2016 is shaping up to be the year in which movies based on video games are either going to win audiences over or die trying. While epic live action films based on World of Warcraft and Assassin’s Creed are on the horizon, Sony Pictures has beaten them both to theaters with the animated The Angry Birds Movie, based on the one-time immensely popular video game app created by Finnish company Rovio. But turning a simple, repetitive game into a feature-length film has proven to be not only in this case too difficult, but frequently offensive in the mixed messages it sends to kids.

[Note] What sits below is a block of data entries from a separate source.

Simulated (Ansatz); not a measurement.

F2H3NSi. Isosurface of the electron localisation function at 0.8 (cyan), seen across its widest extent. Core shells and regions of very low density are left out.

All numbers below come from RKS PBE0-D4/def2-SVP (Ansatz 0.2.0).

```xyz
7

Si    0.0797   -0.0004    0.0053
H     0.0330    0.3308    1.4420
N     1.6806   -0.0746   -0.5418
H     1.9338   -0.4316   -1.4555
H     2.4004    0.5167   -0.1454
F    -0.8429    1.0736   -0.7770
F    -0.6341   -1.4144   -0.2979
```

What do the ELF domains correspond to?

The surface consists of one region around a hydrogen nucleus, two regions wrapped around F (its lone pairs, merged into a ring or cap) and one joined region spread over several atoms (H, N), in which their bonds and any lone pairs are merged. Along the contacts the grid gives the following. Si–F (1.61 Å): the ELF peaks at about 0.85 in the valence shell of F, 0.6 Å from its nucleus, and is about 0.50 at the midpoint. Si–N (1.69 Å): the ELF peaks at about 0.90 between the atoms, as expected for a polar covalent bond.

The plot, as it were, provides an answer to the question that has presumably perplexed players of the game since it was introduced in 2009: why are the birds so angry? When we first meet them, the flightless birds are living contentedly on their little island paradise – all except the grumpy, dour Red (voiced by Jason Sudeikis), who’s banished to an anger management class when his temper gets the best of him on the job (he’s a clown dispatched to entertain freshly hatched baby birds).
Red, however, is the only one who’s suspicious when a boatload of green pigs arrive on the island, charming the birds – who previously thought the rest of the world was uninhabited — with gifts and distractions while secretly launching a plot that is not only rather macabre but could prove disturbing to younger viewers.
That’s not the only thing disturbing about The Angry Birds Movie, which tries to mask its slender plot and one-dimensional characters with lazy attempts at silly, pun-filled humor and flat pop culture references. That in itself makes for a grueling viewing experience, but the movie’s blatant xenophobia and ultimately militaristic worldview turn this stupid cartoon into an actively unpleasant sit.
The pigs are foreigners, you see, and the movie teaches that foreigners – with their shiny goods manufactured abroad – cannot be trusted. They are here to take over our society and steal our most precious belongings, as it were. The birds are portrayed as happy little innocents, more than a little naïve, while the pigs are cunning, shady and duplicitous. It’s also perhaps no accident that the pigs’ leader, Leonard (Bill Hader), bears a beard that looks somewhat Middle Eastern in origin (nor is it an accident, I suppose, that the birds’ mythic leader is known as Mighty Eagle, although this symbol of American pride and strength is not exactly given a flattering representation either, in all fairness).
To make the movie even more morally dubious, it seems the only response possible for the birds is, of course, an angry one – more than angry, in fact, as they pretty much assault the shit out of the pigs’ home city in the movie’s overlong finale. So the message is that since foreigners will come and do bad things to you, the only reasonable thing you can do in return is go all shock and awe on them. Donald Trump will probably love this picture.
Sadly, there’s enough color, juvenile gags and noise to keep the attention of little ones too, but we suspect that they won’t remember much of it after they leave the theater. With an all-star cast (Danny McBride, Peter Dinklage, Maya Rudolph, Sean Penn and Josh Gad all provide voice work) collecting quick paychecks, directors Clay Kaytis and Fergal Reilly – along with screenwriter Jon Vitti – have fashioned an empty, pointless film here that is only memorable for its hateful underlying message and the vacuous way in which it’s delivered.
All this (and a reported $100 million budget) to make a trifling little video game into an equally inconsequential and brainless movie. Since it’s been several years since the Angry Birds game was at its peak, all we can hope is that The Angry Birds Movie won’t take wing at the box office.
The Angry Birds Movie is in theaters on Friday (May 20).